Nicolas Hourcard for QuestDB

Posted on Nov 19, 2020 • Edited on Jan 17, 2023 • Originally published at questdb.io

What is time-series data, and why are we building a time-series database (TSDB)?

#devops #database #opensource #sql

This blog post covers the basics of time-series data and why time-series databases have seen such an explosion in popularity since the category emerged a decade ago. Additionally, we will briefly cover the origin story of QuestDB, why we set out to build a new database from scratch and go through the database design choices and trade-offs.

Time-series data and characteristics of TSDBs

Time-series data is everywhere. Sensors, financial exchanges, servers, and software applications generate streams of events, which need to be analyzed on the fly. Time-series databases (TSDB) emerged as a category to better deal with vasts amount of machine data. These specialized Database Management Systems (DMBS) are now empowering millions of developers to collect, store, process, and analyze data over time. With new time-series forecasting methods and machine learning models, companies are now better equipped to train and refine their models to predict future outcomes more accurately.

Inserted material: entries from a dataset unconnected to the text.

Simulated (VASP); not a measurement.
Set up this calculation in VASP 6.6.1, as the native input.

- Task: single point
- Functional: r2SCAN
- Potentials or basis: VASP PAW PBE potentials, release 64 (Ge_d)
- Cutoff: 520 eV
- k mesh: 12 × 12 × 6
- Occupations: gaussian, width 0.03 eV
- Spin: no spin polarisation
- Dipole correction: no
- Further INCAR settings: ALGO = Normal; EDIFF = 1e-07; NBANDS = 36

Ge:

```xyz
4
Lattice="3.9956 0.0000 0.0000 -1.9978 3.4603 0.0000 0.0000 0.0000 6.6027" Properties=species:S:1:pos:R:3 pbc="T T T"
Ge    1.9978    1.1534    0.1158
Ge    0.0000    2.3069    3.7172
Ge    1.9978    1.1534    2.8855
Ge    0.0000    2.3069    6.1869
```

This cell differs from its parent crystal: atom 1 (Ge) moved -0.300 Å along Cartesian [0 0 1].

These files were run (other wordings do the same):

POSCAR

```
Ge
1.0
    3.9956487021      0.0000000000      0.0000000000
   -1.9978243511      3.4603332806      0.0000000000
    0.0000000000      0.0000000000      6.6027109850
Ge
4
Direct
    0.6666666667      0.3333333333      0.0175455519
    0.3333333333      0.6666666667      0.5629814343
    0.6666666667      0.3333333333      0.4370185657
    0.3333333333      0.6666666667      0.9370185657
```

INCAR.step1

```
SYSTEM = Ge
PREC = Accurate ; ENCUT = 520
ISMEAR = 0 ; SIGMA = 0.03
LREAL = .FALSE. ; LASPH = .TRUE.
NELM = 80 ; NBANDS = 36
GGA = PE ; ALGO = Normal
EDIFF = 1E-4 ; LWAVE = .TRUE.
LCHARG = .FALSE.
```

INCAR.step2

Time-Series data explained

Time series is a succession of data points ordered by time. Time-series data is often plotted on a chart where the x-axis is time and the y-axis is a metric that changes over time. For example, stock prices change every microsecond or even nanosecond, and the trend is best presented as time-series data.

Time-series data has always been plentiful in financial services with fast-changing tick price data and in e-commerce/ad-tech to better understand user analytics. With the rise in connected devices, application monitoring, and observability, time-series data is now critical in nearly all fields. We list a couple of examples below:

Time-series data has several unique characteristics:

The amount of data created and processed is large.
The amount of data flowing from the source is often uninterrupted.
The volume is also unpredictable and can come with bursts of high volumes of data incoming at irregular intervals. This is very common in financial markets, with spikes of trading volume occurring after events, which are difficult to predict.
Fresh data needs to be analyzed on the fly. Anomaly detection is a good example.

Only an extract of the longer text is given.